When Benfica take to the Amsterdam Arena turf tonight, the curse of Bela Guttmann will be hanging heavily over the Aguias' players, coach and supporters alike. Bela Guttmann was one of the most influential and interesting figures in the history of the game and his story is worth retelling on the night of Benfica's ;atest attempt to win a continental trophy. Born far away from Lisbon, to a Jewish family in Budapest, Guttmann was originally part of the MTK Hungária team which domintaed the pre-war Hunagrian league. After winning multiple titles, he emigrated for Austria to escape the increasing anti-semitism of the Admiral Horthy regime, where he joined the all-Jewish SC Hakoah Wien. During a 1926 tour of the United States, Guttmann seized the opportunity to escape an increasingly divided Europe by settling in New York, where he lived the highlife, opening a speakeasy while playing for the New York Giants in the American Soccer League. As it turned out, not everything went Guttmann's way and he lost nearly everything he owned in the 1929 Wall Street Crash.

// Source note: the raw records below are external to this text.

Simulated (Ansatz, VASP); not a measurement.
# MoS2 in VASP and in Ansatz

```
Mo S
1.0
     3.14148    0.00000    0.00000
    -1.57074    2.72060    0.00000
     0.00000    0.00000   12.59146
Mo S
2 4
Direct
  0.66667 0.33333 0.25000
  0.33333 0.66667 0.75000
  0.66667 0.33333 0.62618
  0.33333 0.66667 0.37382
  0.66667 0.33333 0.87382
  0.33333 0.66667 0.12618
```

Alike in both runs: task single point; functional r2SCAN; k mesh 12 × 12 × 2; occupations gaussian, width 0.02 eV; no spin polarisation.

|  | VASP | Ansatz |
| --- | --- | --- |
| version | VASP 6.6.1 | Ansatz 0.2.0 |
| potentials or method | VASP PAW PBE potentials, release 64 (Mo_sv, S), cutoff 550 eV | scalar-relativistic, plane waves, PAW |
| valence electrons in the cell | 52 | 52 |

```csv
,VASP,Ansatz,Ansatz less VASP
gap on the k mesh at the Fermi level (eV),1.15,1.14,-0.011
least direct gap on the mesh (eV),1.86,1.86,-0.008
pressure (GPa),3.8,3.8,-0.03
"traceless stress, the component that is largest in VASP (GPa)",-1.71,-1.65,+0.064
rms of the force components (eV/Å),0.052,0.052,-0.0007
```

His coaching career began in 1932 when he returned for Europe. He wandered Austria, the Netherlands and Hungary coaching wherever he could and earning a name as a mercenary. He is though to have said that no coach should ever spend more than three years at any one club. How Guttmann survived the war is unclear, but his brother became a victim of the concentration camps. In any case, after the war he worked in Romania - where he accepted payment in vegetables - before winning league titles in Hungary with a certain Ferenc Puskás in his team. He met with frequent success and even more frequent battles with boards and even insisted that a clause be inserted into his contracts that he could not be fired if he was top of the table after being fired by Milan when he was walking away with the league.
After coaching the legendary Honvéd side of the early fifties, which formed the backbone of the Mighty Magyars, Guttmann was once again on the road deciding not to return home after a tour of Brazil. He became coach of São Paulo, where he copperfastened his revolutionary 4-2-4 formation, which became the foundation for Brazil's first World Cup victory in 1958. Presumably becoming restless with yet more success though, Guttmann set sail for Portugal and the most successful period of his career.
He initially joined Porto, helping them to overcome a five point deficit in the league and their perennial rivals Benfica. As was Guttmann's wont though, he engineered a move to Benfica the very next season, where he sacked twenty first team players, promoted a string of youth teamers and promptly won back to back Portuguese titles in 1960 and 1961. Amongst these new prodigies was one Eusébio da Silva Ferreira. Guttmann was not just satisfied with European success either. He broke Real Madrid's European dominance, ending their run of five consecutive European Cups by beating Barcelona and then Real themselves in back to back finals. After the latter victory, a 5-3 crushing of a team that included Di Stéfano and Guttmann's former charge Puskas, Guttmann was presumably somewhat justified in asking for a payrise from the Benfica board. They refused and fired Guttmann. His parting gift to Benfica were these words: "Not in a hundred years from now will Benfica ever win a European Cup". Tonight's final in Amsterdam - the very city in which Guttmann beat Real Madrid - is Benfica's sixth since his departure. They have won none of the previous five.
1963 European Cup Final
Without Guttmann, his young Benfica side still managed to advance to a third consecutive European Cup final, although they were beaten 2-1 by a resolute Milan side, containing a young Giovanni Trapattoni.
1965 European Cup Final
Two years later Benfica reached yet another final, this time facing Helenio Herrera's disciplined Internazionale side. With home advantage on a rainy evening, the nerazzurri secured a second European crown with a 1-0 victory.
1968 European Cup Final
George Best was the inspiration for an extra-time victory for Manchester United, which condemned Benfica to a third final defeat in six years and only enhanced the legend of Bela Guttmann's curse.
1988 European Cup Final
Benfica's bitter rivals Porto had upset the odds in the previous year to defeat Bayern Munich and claim their first European Cup. This time Benfica faced an unfancied PSV side who had failed to win a game from the quarter finals onwards. Nevertheless after a 0-0 draw, Guus Hiddink's side won out on penalties.
1990 European Cup Final
The 1990 final was to be held in Vienna, the final resting place of Bela Guttmann. Before the game, Eusébio even visited his former coach#s grave to say a few prayers in an attempt to lift the curse. Nothing doing, Benfica went down to a Frank Rijkaard goal to nil.
Will Benfica lift the curse of Bela Guttmann tonight?